Abstract Oilfield nuclear magnetic resonance (NMR) applications are widely accepted for characterizing reservoir rocks and fluids. All of the downhole applications, and most oilfield NMR lab work, are carried out assuming that the results are independent of the operating frequency. The assumption is generally warranted, since most NMR logging tools and lab devices operate in the 0.5 to 2 MHz range. However, two strong motivations exist for investigating the frequency dependence (that is, dispersion) of NMR of crude oil samples: 1) introduction and acceptance of lower frequency logging while drilling (LWD) and multi- frequency wireline NMR tools, and 2) sensitivity of NMR dispersion to the interaction and dynamics of molecules of varying size in complex fluids.
We report here on a versatile frequency-dependent lab NMR measurement known as fast field cycling (FFC) NMR. The results clearly demonstrate a frequency dependence of the longitudinal relaxation time, T1, for crude oils between 10 kHz and 40 MHz. The study investigates the full T1 distributions for crude oils containing significant amounts of all the SARA (saturates, aromatics, resins, asphaltene) fractions, including a broad range of concentrations for the heavier fractions. For crude oils containing minimal asphaltene and resin fractions, the dispersion is minimal. In contrast, crude oils containing larger concentrations of asphaltene and resins show a clear shift of the T1 distribution to longer times at higher frequencies.

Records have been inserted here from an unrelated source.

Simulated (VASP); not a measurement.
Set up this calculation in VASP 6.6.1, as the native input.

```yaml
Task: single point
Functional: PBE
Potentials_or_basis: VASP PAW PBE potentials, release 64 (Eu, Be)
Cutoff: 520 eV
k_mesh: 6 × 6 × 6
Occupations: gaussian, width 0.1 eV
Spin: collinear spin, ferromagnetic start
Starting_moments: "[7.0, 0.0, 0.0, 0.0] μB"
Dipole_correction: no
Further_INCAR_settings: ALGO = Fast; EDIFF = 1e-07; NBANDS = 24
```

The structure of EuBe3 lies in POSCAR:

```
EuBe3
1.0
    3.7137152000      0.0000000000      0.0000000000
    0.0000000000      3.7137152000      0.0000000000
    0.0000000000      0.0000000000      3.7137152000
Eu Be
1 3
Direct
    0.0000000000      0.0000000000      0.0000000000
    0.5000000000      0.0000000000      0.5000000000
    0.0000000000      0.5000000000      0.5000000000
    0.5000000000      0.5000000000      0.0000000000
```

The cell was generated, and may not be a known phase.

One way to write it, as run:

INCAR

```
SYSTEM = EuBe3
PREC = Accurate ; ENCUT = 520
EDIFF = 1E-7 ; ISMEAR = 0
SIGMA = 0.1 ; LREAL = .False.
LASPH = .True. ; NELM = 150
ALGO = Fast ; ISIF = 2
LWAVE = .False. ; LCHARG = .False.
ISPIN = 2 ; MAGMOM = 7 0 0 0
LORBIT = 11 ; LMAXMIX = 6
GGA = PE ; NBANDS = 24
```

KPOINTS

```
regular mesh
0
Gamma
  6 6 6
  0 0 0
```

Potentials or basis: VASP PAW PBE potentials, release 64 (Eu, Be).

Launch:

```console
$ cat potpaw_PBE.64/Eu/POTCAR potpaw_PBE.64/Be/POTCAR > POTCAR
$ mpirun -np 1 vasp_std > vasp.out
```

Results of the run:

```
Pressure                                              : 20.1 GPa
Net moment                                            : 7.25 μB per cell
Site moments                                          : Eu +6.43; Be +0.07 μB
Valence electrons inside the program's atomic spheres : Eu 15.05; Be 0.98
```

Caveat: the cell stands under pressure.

We will discuss the implications and benefits of NMR dispersion for oilfield application. We suggest how the dispersion can be understood in terms of the molecular dynamics of asphaltenes with the rest the oil. Finally, we will provide an overview of the experimental challenges in making these measurements, including the hardware design and the specialized pulse sequences required for acquiring multi-frequency data.